History of the Hall

Community in Action

First permanent settlement of the Eureka district was around 1881. Situated in the hills, midway between Byron Bay in the east and Lismore in the west, Eureka enjoys an idyllic sub-tropical climate.

Eureka Hall has been the community meeting place for over 100 years. The block on which it stands, was donated around 1903, and although there is no official record of when the Hall was actually built, reliable local knowledge places the building circa 1906.

In its early career, the Hall was to assume many varied functions. When the school burnt down in 1911, it served as the district local school. It has also served as a meeting place for various congregations while their Church was built or repaired.

Over the years, it has filled a very important role as a venue for meetings, concerts, dances, game nights, birthday parties and wedding receptions.

During both world wars, soldiers were farewelled and welcomed from the Hall and welcomed on their return.

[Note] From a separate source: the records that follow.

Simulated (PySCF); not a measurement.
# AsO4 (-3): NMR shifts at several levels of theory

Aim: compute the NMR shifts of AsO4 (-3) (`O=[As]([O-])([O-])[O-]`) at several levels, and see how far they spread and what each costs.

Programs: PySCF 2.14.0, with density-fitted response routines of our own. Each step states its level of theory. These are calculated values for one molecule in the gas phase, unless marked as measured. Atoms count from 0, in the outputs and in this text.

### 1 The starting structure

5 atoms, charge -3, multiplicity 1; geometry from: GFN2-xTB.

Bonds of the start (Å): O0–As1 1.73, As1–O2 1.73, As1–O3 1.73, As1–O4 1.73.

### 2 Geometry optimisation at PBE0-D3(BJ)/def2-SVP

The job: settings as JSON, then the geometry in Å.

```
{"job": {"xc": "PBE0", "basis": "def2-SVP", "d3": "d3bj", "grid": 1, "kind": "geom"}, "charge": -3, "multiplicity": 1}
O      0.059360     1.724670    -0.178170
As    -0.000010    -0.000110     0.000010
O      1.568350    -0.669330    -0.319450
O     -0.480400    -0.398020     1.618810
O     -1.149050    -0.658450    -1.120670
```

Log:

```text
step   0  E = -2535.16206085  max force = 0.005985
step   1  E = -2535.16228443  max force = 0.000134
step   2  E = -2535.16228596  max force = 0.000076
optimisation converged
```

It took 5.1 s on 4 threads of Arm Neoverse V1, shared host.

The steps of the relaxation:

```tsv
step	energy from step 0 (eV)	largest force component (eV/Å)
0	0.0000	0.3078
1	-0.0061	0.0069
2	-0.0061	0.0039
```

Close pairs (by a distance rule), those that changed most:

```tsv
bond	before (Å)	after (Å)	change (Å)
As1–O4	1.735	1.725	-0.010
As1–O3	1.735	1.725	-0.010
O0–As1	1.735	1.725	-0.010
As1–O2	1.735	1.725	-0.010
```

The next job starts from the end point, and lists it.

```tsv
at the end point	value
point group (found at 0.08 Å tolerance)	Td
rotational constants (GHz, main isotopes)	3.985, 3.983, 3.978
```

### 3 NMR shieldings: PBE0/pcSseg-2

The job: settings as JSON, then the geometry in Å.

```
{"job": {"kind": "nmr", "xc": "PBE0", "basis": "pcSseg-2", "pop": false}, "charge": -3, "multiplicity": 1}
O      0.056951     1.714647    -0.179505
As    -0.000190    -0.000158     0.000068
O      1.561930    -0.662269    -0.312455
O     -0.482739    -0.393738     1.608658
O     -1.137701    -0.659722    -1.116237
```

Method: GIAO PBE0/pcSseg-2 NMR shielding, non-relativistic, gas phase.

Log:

The Hall has been a focal point for the community since its inception. Throughout two World Wars, the Eureka Red Cross branch used the Hall as a meeting place and filled an important role as the district's oldest charity.

Various other organisations have also used the Hall to facilitate fundraising activities, which have provided much needed financial and material assistance to a wide range of community groups.

The Eureka Hall of today stands as a proud symbol of community spirit and strength. A community that continues to provide support for many a good cause and most of all, for one another.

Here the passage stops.